Life

This Is Why You Should Never Eat A Ghost Pepper

by Lara Rutherford-Morrison

I think most of us would admit that we made bad decisions when we were adolescents. When I was in middle school, that meant trying and failing utterly to make my hair mimic “The Rachel.” But swallowing one of the hottest peppers in the world? While being filmed? That lives in its own special category of “Terrible Idea.” In the video below, a boy swallows a ghost pepper while being filmed in what appears to be a school bathroom. At the beginning of the video, the people filming say that he’s doing the “Ghost Pepper Challenge.” One person says, “He’s not actually going to eat it, but...” And then, of course, the kid promptly swallows it because that’s what you do when you’re 12 and someone says you’re too scared to do something.

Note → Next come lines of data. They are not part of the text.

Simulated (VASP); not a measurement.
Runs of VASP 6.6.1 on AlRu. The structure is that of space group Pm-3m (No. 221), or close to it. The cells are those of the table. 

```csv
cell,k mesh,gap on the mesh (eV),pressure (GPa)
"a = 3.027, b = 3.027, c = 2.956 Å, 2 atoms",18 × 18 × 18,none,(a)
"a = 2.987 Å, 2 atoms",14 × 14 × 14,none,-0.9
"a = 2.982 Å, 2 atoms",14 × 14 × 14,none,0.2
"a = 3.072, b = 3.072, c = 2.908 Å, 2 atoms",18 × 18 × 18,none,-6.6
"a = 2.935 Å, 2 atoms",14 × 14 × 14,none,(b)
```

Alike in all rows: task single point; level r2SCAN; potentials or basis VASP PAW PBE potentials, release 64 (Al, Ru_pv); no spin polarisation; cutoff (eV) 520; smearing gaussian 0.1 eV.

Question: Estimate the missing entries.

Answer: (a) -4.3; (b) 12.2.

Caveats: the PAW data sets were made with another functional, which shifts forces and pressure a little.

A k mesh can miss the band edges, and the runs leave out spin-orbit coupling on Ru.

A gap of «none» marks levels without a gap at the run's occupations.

The results are predictably horrifying. The boy starts crying and screaming; he’s so upset that he becomes beyond incomprehensible, wailing, “It’s hot! It’s hot! It’s really f*cking hot!”

For those of you thinking, “Chill out, kid. It’s only a pepper,” let’s review the properties of the ghost pepper: Cultivated in northeastern India, the ghost pepper, also known as the “bhut jolokia,” was ranked as the world’s hottest chili pepper by Guinness World Records from 2007 to 2011. The honor went to the Trinidad Moruga Scorpion in 2012, and the scorching Carolina Reaper has held the title since 2013. The ghost pepper may not be the hottest chili in the world anymore, but it’s still incredibly spicy, clocking in at 1,001,304 Scoville units (the Scoville scale evaluates peppers’ heat by measuring their concentrations of capsaicin, the chemical that makes peppers hot). To put that in perspective, Tabasco sauce ranges from 2,500 to 5,000 units on the scale, and the jalapeño ranges from 2,500 to 10,000 units. So the ghost pepper is more than a hundred times hotter than the hottest jalapeño.

AFP/AFP/Getty Images

An NBC News article from 2007, when the ghost pepper was considered the hottest pepper in the world, described the strength of the chili:

The smallest morsels can flavor a sauce so intensely it’s barely edible. Eating a raw sliver causes watering eyes and a runny nose. An entire chili is an all-out assault on the senses, akin to swigging a cocktail of battery acid and glass shards.

The kid in the video appears to only be eating a piece of the pepper, but that’s enough to make this happen:

Lesson: Don’t eat ghost peppers. Also: Don’t be friends with people who will egg you into eating one of these and then laugh as you cry in pain. (Seriously, what kind of friends are these? Get this kid some help, people. Don’t just stand there giggling.)